Distribution shift in machine learning refers to the general problem where a model is evaluated on test data drawn from a different distribution than the training data distribution. In real world applications, distribution shift is oftentimes not the exception, but the norm: for example, the data distribution may change over time, the model may be tested in new and unforeseen circumstances, or distribution shift may even be a consequence of the problem definition itself. In order to realize the full potential of machine learning, therefore, effective solutions must be developed to deal with distribution shift problems.

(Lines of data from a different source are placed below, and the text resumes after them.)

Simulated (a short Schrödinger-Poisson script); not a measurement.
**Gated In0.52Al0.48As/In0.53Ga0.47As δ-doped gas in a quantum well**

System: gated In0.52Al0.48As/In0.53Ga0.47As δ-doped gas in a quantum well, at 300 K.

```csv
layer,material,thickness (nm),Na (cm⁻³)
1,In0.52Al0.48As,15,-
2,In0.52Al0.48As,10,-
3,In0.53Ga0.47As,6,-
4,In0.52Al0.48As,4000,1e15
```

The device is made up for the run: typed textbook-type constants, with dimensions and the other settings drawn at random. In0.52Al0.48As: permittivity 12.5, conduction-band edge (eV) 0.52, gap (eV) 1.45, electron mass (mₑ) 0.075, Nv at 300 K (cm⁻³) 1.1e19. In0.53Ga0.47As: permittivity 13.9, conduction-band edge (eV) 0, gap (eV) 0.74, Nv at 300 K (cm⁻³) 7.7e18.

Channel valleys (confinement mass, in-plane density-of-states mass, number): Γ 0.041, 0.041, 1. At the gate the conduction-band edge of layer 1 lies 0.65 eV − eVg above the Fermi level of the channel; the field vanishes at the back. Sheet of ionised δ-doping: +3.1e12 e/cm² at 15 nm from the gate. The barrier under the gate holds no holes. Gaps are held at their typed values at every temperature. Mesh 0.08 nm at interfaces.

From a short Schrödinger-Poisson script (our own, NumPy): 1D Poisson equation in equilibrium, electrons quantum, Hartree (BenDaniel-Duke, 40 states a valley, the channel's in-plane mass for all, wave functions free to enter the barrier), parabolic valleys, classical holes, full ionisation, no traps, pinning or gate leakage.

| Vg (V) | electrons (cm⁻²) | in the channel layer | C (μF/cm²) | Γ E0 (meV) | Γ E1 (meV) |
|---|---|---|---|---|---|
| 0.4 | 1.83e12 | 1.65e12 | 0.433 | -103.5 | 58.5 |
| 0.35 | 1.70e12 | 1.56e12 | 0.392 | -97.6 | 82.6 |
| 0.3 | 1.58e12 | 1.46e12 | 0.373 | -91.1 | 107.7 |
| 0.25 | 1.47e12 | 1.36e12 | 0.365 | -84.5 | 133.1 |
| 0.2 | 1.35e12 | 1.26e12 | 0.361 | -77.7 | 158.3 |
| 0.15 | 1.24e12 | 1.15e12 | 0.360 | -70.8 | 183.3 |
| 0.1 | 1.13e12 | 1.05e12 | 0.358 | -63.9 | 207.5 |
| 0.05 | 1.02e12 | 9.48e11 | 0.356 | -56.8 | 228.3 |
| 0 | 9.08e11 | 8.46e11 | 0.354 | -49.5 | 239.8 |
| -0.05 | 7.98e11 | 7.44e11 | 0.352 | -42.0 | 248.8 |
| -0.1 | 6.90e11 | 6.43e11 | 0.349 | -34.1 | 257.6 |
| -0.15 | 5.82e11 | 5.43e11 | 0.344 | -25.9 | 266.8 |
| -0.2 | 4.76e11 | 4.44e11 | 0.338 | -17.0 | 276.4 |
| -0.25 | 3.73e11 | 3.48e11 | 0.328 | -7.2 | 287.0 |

In this thesis, we first review the many ways that distribution shift arises in machine learning settings, using several examples to ground the problem while demonstrating the ubiquity with which the problem occurs. The first few of these examples come from control and reinforcement learning, and for these examples, distribution shift is baked in to the problem formulation itself. As the shifts are easily characterized and peripheral to the main goal, handcrafted techniques can be brought to bear to handle these cases. The subsequent examples illustrate ways in which shift creeps into real world supervised learning problems, which motivates the study and development of general purpose learning paradigms that can be used to tackle these and future examples.
The paradigms we focus on in this thesis revolve around the concept of adaptation: leveraging the information available at test time in order to change the model to better handle the test data. We ask an open-ended question: how can and should a model adapt when faced with distribution shift? Our first proposal for answering this question is the paradigm of adaptive risk minimization: when provided examples at training time of what different shifts are likely to occur, the model should learn to adapt to these training shifts, thus better preparing itself for similar instances of test shift. We formalize and instantiate methods for this paradigm through the toolkit of meta-learning, demonstrating that these methods are competitive with, and oftentimes superior to, prior approaches for handling distribution shift. Our second proposal for answering the above question lies at the other end of the spectrum: even without access to the training procedure or multiple test points, the model can still rely on inductive biases relayed by data augmentations in order to adapt. This leads to the method of marginal entropy minimization with one test point, a broadly applicable "slot-in replacement" for standard inference that proves to be effective for a wide range of commonly used models on a number of challenging distribution shift benchmarks.